Experience: Hitler Youth

Howard Guttman
Gerry Kraus
Martin Lowenberg
“Founded in 1926, the original purpose of the Hitler Youth was to train boys to enter the SA (Storm Troopers), a Nazi Party paramilitary formation. After 1933, however, youth leaders sought to integrate boys into the Nazi national community and to prepare them for service as soldiers in the armed forces or, later, in the SS. In 1936, membership in Nazi youth groups became mandatory for all boys and girls between the ages of 10 and 17. After-school meetings and weekend camping trips sponsored by the Hitler Youth and the League of German Girls trained children to become faithful to the Nazi Party and the future leaders of the National Socialist state.


“The Hitler Youth and the League of German Girls were the Nazis' primary tools for shaping the beliefs, thinking, and actions of German youth. While the development of a healthy body was emphasized through participation in sports, more typical activities for League of German Girls members were music, crafts, and various aspects of home economics such as sewing, childcare, and cooking. The outbreak of World War II had a great impact on the work of the League and its members served the war effort in many ways. Younger girls participated in door-to-door collections for the Winter Relief and older girls tended wounded soldiers or did agricultural work formerly done by men.

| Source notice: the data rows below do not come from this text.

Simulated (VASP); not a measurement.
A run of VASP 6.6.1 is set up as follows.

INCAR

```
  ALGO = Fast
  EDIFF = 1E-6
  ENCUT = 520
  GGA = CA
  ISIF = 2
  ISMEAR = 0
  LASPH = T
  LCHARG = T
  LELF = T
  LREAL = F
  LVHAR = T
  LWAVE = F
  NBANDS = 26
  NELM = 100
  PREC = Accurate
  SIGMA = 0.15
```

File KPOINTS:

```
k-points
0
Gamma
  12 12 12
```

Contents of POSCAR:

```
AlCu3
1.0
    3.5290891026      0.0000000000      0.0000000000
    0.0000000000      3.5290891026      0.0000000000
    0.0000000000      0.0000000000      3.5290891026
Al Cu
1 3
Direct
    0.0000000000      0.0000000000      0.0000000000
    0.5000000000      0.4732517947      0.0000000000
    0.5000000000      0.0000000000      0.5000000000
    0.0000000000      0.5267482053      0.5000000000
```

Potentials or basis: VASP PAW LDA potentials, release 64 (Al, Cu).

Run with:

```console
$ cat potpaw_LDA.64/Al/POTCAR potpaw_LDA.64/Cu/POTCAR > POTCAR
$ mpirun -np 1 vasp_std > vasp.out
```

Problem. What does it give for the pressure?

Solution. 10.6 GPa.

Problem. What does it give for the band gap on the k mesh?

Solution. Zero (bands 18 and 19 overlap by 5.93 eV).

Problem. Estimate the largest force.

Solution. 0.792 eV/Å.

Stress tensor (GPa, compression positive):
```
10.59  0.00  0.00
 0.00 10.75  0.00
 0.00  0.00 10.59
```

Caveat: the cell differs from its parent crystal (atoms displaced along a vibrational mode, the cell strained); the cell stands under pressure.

“Upon reaching 18, boys were required to enlist immediately in the armed forces or in the Reich Labor Service, for which their activities in the Hitler Youth had prepared them. In autumn 1944, as Allied armies crossed the borders into Germany, the Nazi regime made a last-ditch effort to fend off military defeat. It conscripted German youths under 16 to defend the Reich, alongside seniors over the age of 60, in the units of the Volkssturm (People's Assault).”

United States Holocaust Memorial Museum
Accessed on July 22, 2011

German youth attending the Reich Party Conference rally at the Zepplin Field in Nuremberg raise their hands in the Hitler salute. Nuremberg, Germany, September 1938.

Accessed on July 26, 2011

Vienna, Austria. Members of the Hitler Jugend hanging signs on Jewish shops which read: Jewish Shop.